ACM Copyright Notice


Table of Contents


INTRODUCTION

This video provides a live demonstration of the SpeechActs system developed by the Speech Applications Group at Sun Microsystems Laboratories.

SpeechActs has been designed for traveling professionals who require access to on-line information while they are away from their computer. While a portable computer can empower the nomad, the logistics of using a modem can often be impractical or impossible. Telephone-based interaction can be a simpler, lighter-weight means of staying in touch. Conversational speech offers an attractive alternative to keypad input for telephone-based interaction. The telephone is ubiquitous, and conversational speech is familiar, leaves hands and eyes free, and opens up the possibility of a virtually unlimited set of commands.

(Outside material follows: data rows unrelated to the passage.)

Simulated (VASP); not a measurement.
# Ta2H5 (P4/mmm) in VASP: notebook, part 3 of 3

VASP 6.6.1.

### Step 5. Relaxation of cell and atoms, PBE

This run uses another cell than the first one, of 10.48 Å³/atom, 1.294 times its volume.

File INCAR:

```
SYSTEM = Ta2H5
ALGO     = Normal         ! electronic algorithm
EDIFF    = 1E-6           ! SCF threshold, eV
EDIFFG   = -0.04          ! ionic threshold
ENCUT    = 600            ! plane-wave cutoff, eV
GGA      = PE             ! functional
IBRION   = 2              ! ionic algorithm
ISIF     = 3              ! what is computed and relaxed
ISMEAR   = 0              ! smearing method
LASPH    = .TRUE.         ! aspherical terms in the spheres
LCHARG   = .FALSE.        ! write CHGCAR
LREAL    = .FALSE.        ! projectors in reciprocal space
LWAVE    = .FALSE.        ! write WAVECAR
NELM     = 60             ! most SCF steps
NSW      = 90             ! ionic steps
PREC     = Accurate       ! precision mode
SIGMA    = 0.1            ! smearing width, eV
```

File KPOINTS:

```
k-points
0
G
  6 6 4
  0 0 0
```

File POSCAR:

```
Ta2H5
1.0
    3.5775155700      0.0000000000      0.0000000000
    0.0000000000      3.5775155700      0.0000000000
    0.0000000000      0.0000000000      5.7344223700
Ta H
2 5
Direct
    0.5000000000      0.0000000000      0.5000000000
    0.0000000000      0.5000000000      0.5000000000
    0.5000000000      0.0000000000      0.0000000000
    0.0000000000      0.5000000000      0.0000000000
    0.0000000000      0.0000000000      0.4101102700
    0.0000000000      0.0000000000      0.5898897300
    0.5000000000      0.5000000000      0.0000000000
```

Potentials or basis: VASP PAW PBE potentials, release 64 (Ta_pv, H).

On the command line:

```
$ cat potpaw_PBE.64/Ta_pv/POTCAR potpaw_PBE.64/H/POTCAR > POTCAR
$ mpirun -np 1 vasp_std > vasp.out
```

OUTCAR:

Implementing a usable conversational interface with error-prone speech recognizers, however, is a challenging task. Despite the difficulties, current speech technologies are now good enough to make experimentation worthwhile. The SpeechActs system is the result of this experimentation.

THE SpeechActs SYSTEM

SpeechActs is a research prototype that integrates third-party speech recognition and synthesis with telephony, natural language processing capabilities, and other tools for creating speech applications. For more information, see [1, 2, 3].

The video shows SpeechActs being used in the home, in the airport, and at a hotel. While the video focuses primarily on the end-user aspects of the system, it also touches briefly on some of the natural language underpinnings.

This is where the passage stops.